From Being In Love With Your Data to a Lasting Relationship

Good marketers desire to engage in long-term relationship with data. They develop a deep attachment for the abundant riches embedded with their data. These marketers recognize all the possibilities data makes available. Yet, the continuous onslaught of data, leaves many marketers feeling somewhat overwhelmed maybe even smothered. In this case, the love affair with data comes to a chilly halt.

Moving from love to a relationship takes commitment

We all know that making any relationship work in the long-term takes commitment. Similarly, you have to be committed to turning your data into actionable insights for it to have any depth or substance. What does a commitment of this level entail?

First, you must give your data and the associated analytics your undivided attention.  Second, you are going to have to invest– invest in new skills, new tools, and potentially even in new talent. If you wait for your data to be 100% perfect, you will miss opportunities. Third, you need to be willing to accept that there are imperfections in your data. Fourth, you need to be proactive. You have to choose to always make data and analytics the basis for your business decisions, not just when it is easy and convenient.  

Four Secrets to Making a Meaningful Long-Term Relationship with Your Data

You can reach deeper and understand your data’s inner-workings. These four steps will help you transform your infatuation with your data into something more meaningful.

  1.  Start with the Business Question

We’ve worked with hundreds of firms who are striving to become more data and analytically inclined. Whether they’re just starting out or they are already headed in the right direction, it is not uncommon for Marketers to arrive at a crossroads where they feel burdened and exhausted by the quantity of data.

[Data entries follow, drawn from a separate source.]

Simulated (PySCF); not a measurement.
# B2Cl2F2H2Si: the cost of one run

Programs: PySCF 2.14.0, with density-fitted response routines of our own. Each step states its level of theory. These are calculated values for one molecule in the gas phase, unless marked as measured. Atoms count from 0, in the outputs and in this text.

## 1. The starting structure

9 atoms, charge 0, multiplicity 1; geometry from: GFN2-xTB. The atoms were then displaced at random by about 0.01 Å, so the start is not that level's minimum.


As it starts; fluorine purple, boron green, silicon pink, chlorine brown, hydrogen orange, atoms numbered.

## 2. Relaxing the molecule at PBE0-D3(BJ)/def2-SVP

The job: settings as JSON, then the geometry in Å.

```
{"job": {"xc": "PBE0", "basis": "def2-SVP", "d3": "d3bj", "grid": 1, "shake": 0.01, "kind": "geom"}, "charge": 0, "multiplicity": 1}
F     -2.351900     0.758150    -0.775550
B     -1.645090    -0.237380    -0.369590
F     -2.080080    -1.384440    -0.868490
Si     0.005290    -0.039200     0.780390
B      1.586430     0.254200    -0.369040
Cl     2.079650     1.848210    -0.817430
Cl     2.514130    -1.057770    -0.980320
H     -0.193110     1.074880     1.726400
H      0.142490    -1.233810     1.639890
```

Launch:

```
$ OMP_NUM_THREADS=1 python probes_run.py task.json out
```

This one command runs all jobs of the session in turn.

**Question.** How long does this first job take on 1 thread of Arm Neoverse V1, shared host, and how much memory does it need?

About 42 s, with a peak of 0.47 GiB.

Many of today’s business questions fall within the domain of Marketing. Questions such as:

  • What new customers or markets should be pursued ?
  • Which current markets or customers offer the best opportunities for growth?
  • Which customers at risk for defection?
  • What channels do customers most prefer and when?

At VisionEdge Marketing, we find that when we ask Marketers to step back and clarify what business question(s) they are trying to answer they become more invigorated.  When you gain clarity into business question(s) you can focus. Your data becomes more manageable.  

  1. Focus on a Known Problem

We imagine this first point revealed an infinite number of business questions. Perhaps as infinite as your data.  You can’t address every question at once.  In the words of Bernard Marr, “you need to know what you need to know.” Rather than trying to solve everything at once, start with a known problem that you must and can improve.

Identify which are the most important data as well as the best analytics to perform. Avoid becoming distracted by all the tangential questions that will surface as you begin to solve the original problem. Try to keep your scope manageable. Use this guide. In 5 -6 grammatical and clear sentences, challenge yourself to articulate the problem, why it’s important, what data you need to solve it, and what solving it means to the organization.

  1. Identify an Executive Champion

Strong lasting relationships endure with the help from a quality support system.  A sponsor at the executive level is essential to fostering a deep relationship. To secure this level of support, seek the involvement of someone on the leadership team who trusts you and sees your data initiatives as vital to the long-term success of the business- such as your CFO or CIO. Once you have determined a candidate, ask your sponsor to share the responsibility for the initiative’s success. As this is no small request, make sure that your sponsor shares your passion for the value of data-driven decisions.

  1. Develop and Deploy a Plan

While raw data is captivating, it only provides you value in a processed state. You will need a plan that enables you to achieve the ideal end state for your organizations’ use of data. Your plan should address how will you go from descriptive (summarizes what has happened) to predictive (applying analytics to make predictions about what MIGHT happen future) to prescriptive (enables business decision-makers to act) use of your data. It will need to address in the words of Tom Davenport how you will become an analytics competitor.

To move from one stage to the next in a relationship is not something that just happens. It is a thoughtful and deliberate transformation that should be taken with care. In order to reach your desired state of commitment, you need a phased plan to move your data relationship forward.

Where do you begin? Here are some helpful tips to help you develop your plan.

  • Avoid making your plan too complicated.
  • Do make it SMART (specific, measurable, attainable, relevant, and time-based).
  • Consider the constraints and dependencies and well, plan accordingly. Your success may require you to create processes or improve existing ones. It may also require reallocating existing resources and adding new systems and tools to the already growing technology stack.
  • You may not have everything planned out prior to moving forward. Do not allow the unknowns or lack of budget to stall you. Turn to your champion for help.
  • Create incremental milestones in your plan that allow you to evaluate your progress and make adjustments.

With all the time and effort it takes to develop a strong, lasting and beneficial relationship, is it really worth the effort? Well, yes. You will be happier with a more stable base from which you can execute your decisions.  A long-standing and intimate relationship with your data will help you create a more customer-centric business with a better competitive position, greater market momentum, larger market share, and faster growth. The only thing left for you to do before committing to a data relationship is answer a final question, are you ready to take the leap of faith?